I have been going out with the most perfect man for almost two years. I’m 21 and he’s 23. He tells me he loves me constantly, he compliments me nonstop, and whatever I need or want he does. We haven’t had a single fight until a few days ago when he accidentally read a message addressed to me from my best friend. In the note, my friend wondered if I had ever asked for a break like I wanted. Although there's nothing wrong with our relationship, I feel like I’m too young to be so serious, but I knew that asking for a break would be extremely painful for him. I feel conflicted because although I've never loved anyone more than him, I still get curious when other guys show interested in me, and on occasions I want to act on it. I feel this way very rarely and I wish I didn’t feel it at all, but I do.

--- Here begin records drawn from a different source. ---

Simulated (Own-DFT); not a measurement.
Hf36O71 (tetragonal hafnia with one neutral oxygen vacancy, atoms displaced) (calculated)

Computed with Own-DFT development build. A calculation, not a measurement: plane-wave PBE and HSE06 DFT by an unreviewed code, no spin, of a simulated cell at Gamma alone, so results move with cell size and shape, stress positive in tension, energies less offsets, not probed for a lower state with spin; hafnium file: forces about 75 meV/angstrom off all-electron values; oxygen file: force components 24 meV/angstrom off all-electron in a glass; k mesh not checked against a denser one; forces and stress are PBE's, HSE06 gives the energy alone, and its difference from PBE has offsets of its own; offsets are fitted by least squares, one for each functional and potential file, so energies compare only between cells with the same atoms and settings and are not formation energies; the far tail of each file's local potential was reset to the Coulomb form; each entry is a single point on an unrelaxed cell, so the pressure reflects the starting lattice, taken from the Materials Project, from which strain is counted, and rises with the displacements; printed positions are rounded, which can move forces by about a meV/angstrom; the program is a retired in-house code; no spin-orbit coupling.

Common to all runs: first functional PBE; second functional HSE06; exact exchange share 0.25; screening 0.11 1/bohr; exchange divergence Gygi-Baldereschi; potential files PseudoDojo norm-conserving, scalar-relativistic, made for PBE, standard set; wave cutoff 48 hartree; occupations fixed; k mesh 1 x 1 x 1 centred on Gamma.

When my boyfriend asked about the message he had found, I told him I wanted a break to get some things out of my system. He was really upset and I felt horrible for putting him through the pain that I did. I then thought that the sooner I got these feelings out of my system, the sooner we could get back together. When he called me the next night, he was upset to find out that the reason why I didn’t pick up the phone was because I was with some one else. He told me that he felt sick the entire day; he couldn’t eat or sleep. He also seemed convinced that I couldn’t really love him if I could so quickly be with another man. He considers my definition of a break to be “guilt-free cheating” and seemed unsure if he can trust me now. I guess I just need to know if taking a break was a good idea after all and if we'll be able to make it.
— Needing My Space Sally

To see DearSugar's answer, read more.

Dear Needing My Space Sally,

Being so young in such a committed relationship can be hard sometimes, but if you're having a wandering eye, and thinking about acting on it, I think taking a break was a good idea. The fact that your boyfriend found out the way he did is most definitely adding insult to injury — it sounds like this completely blindsided him. The sense you feel when other men look at you and find you attractive is unbeatable, sure, but it doesn't mean you can't enjoy the confidence boost just because you're in a relationship with someone — it's all about how you react to other people's advances.

I'm glad you asked for alone time instead of cheating on him, but before you get back together, be sure you've gotten whatever it is out of your system. Make sure you're going to be 100 percent committed to your boyfriend since it's very clear that he loves you. As for his definition of taking a break, yes, you can look at it as guilt-free cheating, but that will only create more tension when and if you get back together. Breaks mean something different for every couple. Sometimes they make them, sometimes they break them, but at the end of the day, if you both love each other and make the effort to make the relationship work, a break can be irrelevant. I wish you luck.